Every year, people from all over the world come to Moscow to try to absorb the Russian language. Learning Russian through a university has remained as the most traditional option, but over the past fifteen to twenty years, many private language schools have thrown open their doors to foreign enthusiasts.
Like many aspects of life in the city, the supply of schools is vast, but cluttered and often confusing for those who do not know their way around.
The schools face challenges too, especially the difficult task of distinguishing themselves from others. Many try to make their organization excel by creating their own unique combinations of size, location, price, programs and/or target group.
Russian language school "Russianlab" decided to focus on teaching expatriates. Because this cross section of foreigners tends to be in Moscow for long periods of time, many require a method of teaching which is more focussed on enhancing students' daily use of Russian.
"Russianlab" chose a central location near Kropotkinskaya metro station in order to appeal to their focus group. "This location is very expensive," said Elena Nikiforova, founder of Russianlab. "I took a risk when we started up. But it worked out well."
The site is close to many embassies, making it convenient for them to send employees there. Russianlab opened in 2007 and has since developed a working relationship with prestigious programs such as "Alfa Fellowship Program" and "Skolkovo".
Nikiforova has a degree of technical knowledge, having been schooled as a linguist, with more than eight years teaching experience. Later, she decided to concentrate on management. Nikiforova explained why learning Russian can be challenging for native speakers of English.
"Russian and other Slavic languages are synthetical," Nikiforova said. "This means that when learning Russian, you first need to learn the broad basis of grammatical constructions and rules that take at least a few months to acquire before you can express yourself properly." The process speeds up once you master these rules.
However, English is an analytical language. "If you learn a few hundred words you can start a conversation and it seems to the listener that you talk correctly and he will think that you speak English," Nikiforova said, pointing out that it is still necessary to continuously learn new words in order to improve.
Another popular school is "Language Link". They opened in 1994 and operate in four Russian cities, with their Moscow office being the largest. Language Link tries to stay 'on top' by offering a great variety of learning programs, backed up by the ability to provide a long-term experience for their pupils.
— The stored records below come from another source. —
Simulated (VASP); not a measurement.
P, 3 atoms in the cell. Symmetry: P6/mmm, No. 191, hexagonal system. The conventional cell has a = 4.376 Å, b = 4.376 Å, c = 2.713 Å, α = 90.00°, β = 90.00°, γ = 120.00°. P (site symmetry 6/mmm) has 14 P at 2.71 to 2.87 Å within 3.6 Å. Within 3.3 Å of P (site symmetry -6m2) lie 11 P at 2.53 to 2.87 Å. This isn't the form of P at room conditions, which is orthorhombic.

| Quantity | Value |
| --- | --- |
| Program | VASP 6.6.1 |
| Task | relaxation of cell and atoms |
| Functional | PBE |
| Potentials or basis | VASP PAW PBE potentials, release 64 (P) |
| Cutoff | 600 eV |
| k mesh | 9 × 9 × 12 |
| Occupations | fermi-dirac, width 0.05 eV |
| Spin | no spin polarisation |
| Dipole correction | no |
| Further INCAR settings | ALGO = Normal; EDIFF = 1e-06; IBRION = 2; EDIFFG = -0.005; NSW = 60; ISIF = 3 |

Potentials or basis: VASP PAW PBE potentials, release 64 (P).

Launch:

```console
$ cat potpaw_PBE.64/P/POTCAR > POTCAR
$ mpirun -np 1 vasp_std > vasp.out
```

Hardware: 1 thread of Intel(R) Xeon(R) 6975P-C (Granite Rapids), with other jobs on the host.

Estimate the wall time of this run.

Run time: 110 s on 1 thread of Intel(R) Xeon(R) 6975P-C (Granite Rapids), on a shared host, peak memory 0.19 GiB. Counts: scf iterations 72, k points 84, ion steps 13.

"We are the only private school that can supply one year of academic schooling. Every year we have about 30-40 students from universities like Birmingham that send students to our school," said Maria Cherkasova, the manager of Language Link.
Beside the academic program, they also have a "Work and Study" program, during which you work teaching your native language for moneyin order to cut the costs of your own education.
The market does not seem to be saturated yet. The latest addition to Moscow's offer in language schools is Ruspeak. This Russian language school officially opened it is doors in September 2012 and, according to their director, Yelena Merabova, already teaches around 50 students. Merabova gained experience teaching Russian at the Pushkin Institute.
"We adapt the learning program to the needs of our students, unlike the universities, for example, which only teach according to their predesigned method," Merabova said.
In practice, this means that Ruspeak will change the speed, nature or topic of teaching, depending on the student's needs.
In general, most of the language schools have taken up Russian culture as part of their teachings. Despite Merabova's Georgian descent, Images of Russian heroes such as Yuri Gagarin and Alexander Pushkin adorn the walls of the classroom.
An interesting specialty of the school is its "discussion club." These weekly meetings are free and participants do not have to be enrolled at the school. The school welcomes all foreigners wanting to practice their Russian in a controlled environment with the guidance of a teacher. Topics of discussion tend to include Russian culture, stereotypes, society and Russian idioms, the knowledge of which can be a great help with day-to-day life in the country.
Liden & Denz is one more long term option for acquiring the Russian language. The company started in 1992 and has premises in both Moscow and St. Petersburg. It takes in roughly 1000 international students on a yearly basis, with many coming from big-name organizations, while also offering unpaid work experience placements to its younger clientele.
Every person has its own demands and preferences when learning a language. But when choosing a school in Moscow — again, as with everything else in the city – you have to be cautious.
"Be careful what you read on the website," Cherkasova said. "Especially when it comes to group classes, schools that say they do, may not actually have this option."
Nikiforova is even more pessimistic. "There are a lot of schools — but maybe five of them are actually serious," Nikiforova said.
The fellowship program that RussianLab partners is called the "Alfa Fellowship," not the "Alpha Fellowship."